There is more than history and culture to see in the dynamic and enthralling country of Laos. As the only landlocked area in Southeast Asia, Laos is blessed with incredible views and diverse terrains, and the tropical climate creates the perfect setting in which to enjoy mountain, cave and water adventures all year round. These 10 stunning places are guaranteed to make you want to start your own travelling escapade in Laos.
In the heart of northern Laos lies Luang Prabang, a picturesque town added to the UNESCO World Heritage List in 1995 for its unique architecture. Sitting in the center of its old town is the emblem of Luang Prabang, Mount Phousi, a towering natural structure which is over 100 meters high. The climb uphill here can be exhausting, but it will reward with unforgettable views. Overlooking the city, the mountain is an excellent spot for watching spectacular sunrises and sunsets over the Mekong River. At the top of the mountain, as well as at the base and along the way uphill, there are several original and breathtaking temples where you can make offerings and pray for good luck.
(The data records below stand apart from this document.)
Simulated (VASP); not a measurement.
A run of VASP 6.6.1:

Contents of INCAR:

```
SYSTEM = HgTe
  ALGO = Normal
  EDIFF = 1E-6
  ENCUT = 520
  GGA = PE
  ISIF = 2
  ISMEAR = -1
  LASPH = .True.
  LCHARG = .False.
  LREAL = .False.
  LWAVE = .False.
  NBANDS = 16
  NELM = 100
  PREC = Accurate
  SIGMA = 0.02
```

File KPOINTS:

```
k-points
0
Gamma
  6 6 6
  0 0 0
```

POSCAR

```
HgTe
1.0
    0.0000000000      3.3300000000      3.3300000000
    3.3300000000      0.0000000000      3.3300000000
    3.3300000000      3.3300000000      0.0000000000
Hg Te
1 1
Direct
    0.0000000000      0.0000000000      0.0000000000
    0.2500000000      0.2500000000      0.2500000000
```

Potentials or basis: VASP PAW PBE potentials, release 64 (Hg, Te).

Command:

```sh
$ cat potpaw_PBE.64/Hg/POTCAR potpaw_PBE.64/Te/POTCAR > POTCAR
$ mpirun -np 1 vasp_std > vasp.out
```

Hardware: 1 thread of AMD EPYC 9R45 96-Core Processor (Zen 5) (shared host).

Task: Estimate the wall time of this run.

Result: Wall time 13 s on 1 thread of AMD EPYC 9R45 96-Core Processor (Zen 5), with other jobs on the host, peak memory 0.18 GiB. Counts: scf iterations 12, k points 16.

The beauty of Luang Ptabang is not limited to Mount Phousi; Kuang Si Falls is another exceptional gift of nature given to the region. The waterfall is located 29 kilometers south of the city, and is the largest waterfall in the province, with the highest drop reaching 50 meters. Given the tropical weather of Laos, diving into the streams and swimming excitedly in the cool, aqua water here are very popular activities to partake in at Kuang Si Falls.
Bordering Cambodia, and located in Champasak of Southern Laos, Khone Phapheng Falls are the largest set of cascading waterfalls in Southeast Asia. They form part of the Mekong River and the islands of Si Phan Don, and although the drop here is not as high as that of Kuang Si Falls, the water has a strong flow and its fall can be over 9 kilometers long. As well as many different kinds of fish, Irrawaddy dolphins and the endangered Mekong giant catfish can be found swimming in the streams of Khone Phapheng Falls.
Along with the Champasak Cultural Landscape, Vat Phou is the second inclusion in the UNESCO World Heritage List of Laos. Vat Phou, meaning ‘mountain temple’ in English, are the ruins of a Khmer Hindu temple dated back to the 5th century. Blended into the surrounding nature, the remains of Vat Phou are dotted charmingly all over the mountain top and the waterfront. In the ruins of the temple visitors here can follow the traces of the Khmer Empire from a thousand years ago, with inscriptions and altars still clearly visible.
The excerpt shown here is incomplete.